"All of my work is motivated by frustration with the word 'sustainable.' The word suggests something that is merely adequate, but we should be looking for truly regenerative solutions. We have moved from controlling nature to learning from its elements, but today we should be looking for complete reconciliation with the natural world."
Michael PAWLYN
Michael Pawlyn is a British architect and one of today’s leading ecological architects who practice biomimicry. His biomimetic architectural designs are inspired by the genius of nature, not just its forms but above all its processes, the functioning of its ecosystems, which are complex and richly regenerative in contrast to current human systems, which are linear and extractive. Pawlyn pushes architectural practice beyond the concept of “sustainability” and proposes a bold set of regenerative principles that have the potential to transform the way we design, create and manage our buildings, infrastructure and communities. He is also known for initiating the “Architects Declare a Climate and Biodiversity Emergency” movement in the UK in 2018, which inspired over 6,000 companies in 26 countries to sign up to the declaration. As a central member of the Grimshaw Architects team, he was involved in a radical transformation of the garden architecture of the Eden Project in Cornwall in 1999-2001, where he designed geodesic dome structures composed of hexagons and pentagons inspired by carbon molecules, the shapes of sea urchins and dragonfly wings, for the biome designs of the warm and humid tropics; the domes, which are unusually light, are self-heating, using passive solar principles. In 2007, Pawlyn founded Exploration Architecture and has established a reputation as a leader in the field of biomimetic architecture. He lectures widely internationally on biomimicry and innovative approaches to sustainability.
In 2007, he spoke at Google's annual Zeitgeist conference, and in 2011, he became one of the few architects to have his talk published on TED.com. That same year, Pawlyn's book Biomimicry in Architecture, published by the Royal Institute of British Architects, which paves the way for a positive future designed to function like nature. Pawlyn is one of the founders of The Sahara Forest project (2013) in Qatar, which proposes a way to supply the arid desert landscape with fresh water, food and renewable energy. In 2022, he published a book with Sarah Ichioky Flourish: Design Paradigms for Our Planetary Emergency. This conversation was led by Biomimicry Institute Director Megan Schuknecht with Michael Pawlyn on July 30, 2017. Translation: Jiří Zemánek.
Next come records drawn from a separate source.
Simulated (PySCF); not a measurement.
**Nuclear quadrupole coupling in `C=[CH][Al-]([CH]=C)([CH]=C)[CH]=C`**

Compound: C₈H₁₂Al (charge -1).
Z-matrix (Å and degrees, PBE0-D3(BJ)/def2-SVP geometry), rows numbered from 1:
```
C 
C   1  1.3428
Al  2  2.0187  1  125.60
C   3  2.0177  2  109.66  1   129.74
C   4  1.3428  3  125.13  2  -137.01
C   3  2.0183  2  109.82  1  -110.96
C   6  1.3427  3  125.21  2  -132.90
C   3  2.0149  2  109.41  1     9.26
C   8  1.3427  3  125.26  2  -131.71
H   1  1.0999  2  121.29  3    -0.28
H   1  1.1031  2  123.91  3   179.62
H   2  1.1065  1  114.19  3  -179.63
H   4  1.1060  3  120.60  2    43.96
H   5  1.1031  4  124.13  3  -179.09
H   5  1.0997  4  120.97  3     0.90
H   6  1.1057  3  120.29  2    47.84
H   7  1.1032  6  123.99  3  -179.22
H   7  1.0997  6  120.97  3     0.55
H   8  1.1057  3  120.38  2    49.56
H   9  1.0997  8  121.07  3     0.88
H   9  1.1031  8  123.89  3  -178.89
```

Megan: Is there any surprising thing about climate change that most people don't know?
Michael: It always seems a little absurd to me when I meet real estate agents in London who insist that buildings must be air-conditioned and that rising temperatures will make this requirement even more urgent. When they say this, I remind them of the example of the Eastgate Centre office building, which is quite close to the equator and operates without air conditioning.1
Megan: What are the three most important areas that need to be addressed to truly impact climate change?
Michael: Many people would argue that it's renovations of existing buildings, and I think that's a pretty strong argument because in the UK we only renovate about one percent of our building stock every year, which means that a large proportion of the buildings that will be standing by 2040 or 2050 are the ones that already exist. And by 2040 or 2050 we need to almost completely decarbonize our economy and our built environment. So it's clear how big a task it is, and of course the sooner we do it the better. So it's definitely one of the big tasks that lies ahead.
Another thing is that I am constantly frustrated by the slow pace of change. We have almost all the solutions we need to make buildings much more efficient, whether they are new builds or existing buildings, and yet these things are simply not being implemented. And that is a serious problem. The construction industry in the UK is becoming more and more conservative, while the context we are designing for is increasingly demanding radical change.
All aspects of transport and public space in cities need to be urgently rethought. This can and should have a major impact on tackling climate change, and fortunately, most of the changes we need to make will actually improve people's quality of life. So it shouldn't be too much of a problem to make these changes. The changes I have in mind, of course, are moving away from single-occupancy cars and towards much more sustainable forms of transport - walking, cycling and public transport.
Megan: Is there a nature-inspired solution that gives you hope regarding climate change?
Michael: One of the projects we're working on, which is probably the most radical in its own way, is called the Biorock Pavilion. The starting point for the climatologists' thinking was the graphs from the Vostok ice core. Everyone is focusing on the part of it that shows how CO2 and temperature have been increasing exponentially since the beginning of the industrial revolution. People have been focusing on this part of the graph for good reason, because it seems alarming. But in many ways, I find the previous part of the graph more interesting, because it shows how CO2 levels and temperatures have been in a relatively stable range for almost half a million years and probably much longer, which raises the question of what control mechanism has maintained this balance?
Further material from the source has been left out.